Are you the responsible one?

The Weight of Responsibility
Your Journal Prompts This Week:
What does the word responsibility mean to me & how does it show up in my life?
What do I tend to take responsibility for that isn't mine?
How could I take greater responsibility for my own joy, happiness, and fulfillment?
I'm currently in a group that is working it's way through The Artist's Way by Julia Cameron. In week 2, one passage really struck a chord with me:
"Often, creativity is blocked by our falling in with other people's plans for us. We want to set aside time for our creative work, but we feel we should do something else instead. As blocked creatives, we focus not on our responsibilities to ourselves, but on our responsibilities to others. We tend to think such behavior makes us good people. It doesn't. It makes us frustrated people." - Julia Cameron, The Artist's Way, page 43.
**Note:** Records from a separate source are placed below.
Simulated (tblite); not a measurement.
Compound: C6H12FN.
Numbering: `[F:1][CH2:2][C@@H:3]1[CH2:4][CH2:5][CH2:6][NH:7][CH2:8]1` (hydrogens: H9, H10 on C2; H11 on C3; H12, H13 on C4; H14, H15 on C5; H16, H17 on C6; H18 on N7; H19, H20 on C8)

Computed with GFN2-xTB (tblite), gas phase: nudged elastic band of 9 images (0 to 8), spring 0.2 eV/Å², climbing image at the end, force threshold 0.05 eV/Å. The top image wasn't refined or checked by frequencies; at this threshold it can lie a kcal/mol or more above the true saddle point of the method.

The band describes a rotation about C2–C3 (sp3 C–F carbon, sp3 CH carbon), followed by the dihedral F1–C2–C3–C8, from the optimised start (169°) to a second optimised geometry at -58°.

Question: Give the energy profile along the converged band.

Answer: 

Shauna Niequist also talks about the weight of responsibility in Present Over Perfect, and she declared she was done with taking on the identity of the Most Responsible One:
"I'm done with that kind of responsible. I don't want to get to the end of my life and look back and realize that the best thing about me was I was organized. That I executed well, that I ran a tight ship, that I never missed a detail." - Shauna Niequist, Present Over Perfect, page 197.
These both resonate with me because I've spent most of my life trying to prove how responsible I am (and maybe you have, too). I was taught that to get ahead at work, I had to do everything I could to make my bosses look good, to make sure they had everything they needed. I tried so hard to do that, but as Julia says, I became a very frustrated person. This led to an incident that my husband refers to as the "F*** Stacy" moment. Stacy (whose name has been changed to protect her true identity), was the C-suite executive my boss and I reported to. During a particularly challenging week at work, my boss sent me an email that said it didn't matter what anyone else wanted or suggested, so long as "Stacy was happy."
I was so frustrated in that moment by those words that I read the email aloud to my husband and then shouted, "F*** STACY, *I* WANT TO BE HAPPY!!!!"
I'd like to say that I learned a major lesson in that moment, that I never let a false sense of duty or responsibility to someone else overtake my responsibility for my own happiness . . . and in some ways, it was a turning point. I did get a new job after that. But that habit of being the responsible one is hard to break, and I still come up against it today. But now I'm starting to see it for what it is.
So if you are finding it challenging these days to take care of yourself, to do the work you really want to do, to create happiness within and for yourself, I wrote the above journal prompts.
Let's reexamine and redefine our relationship to responsibility, then see what happens! (And if you've ever had a "F*** Stacy" moment, I'd love to hear about it!!)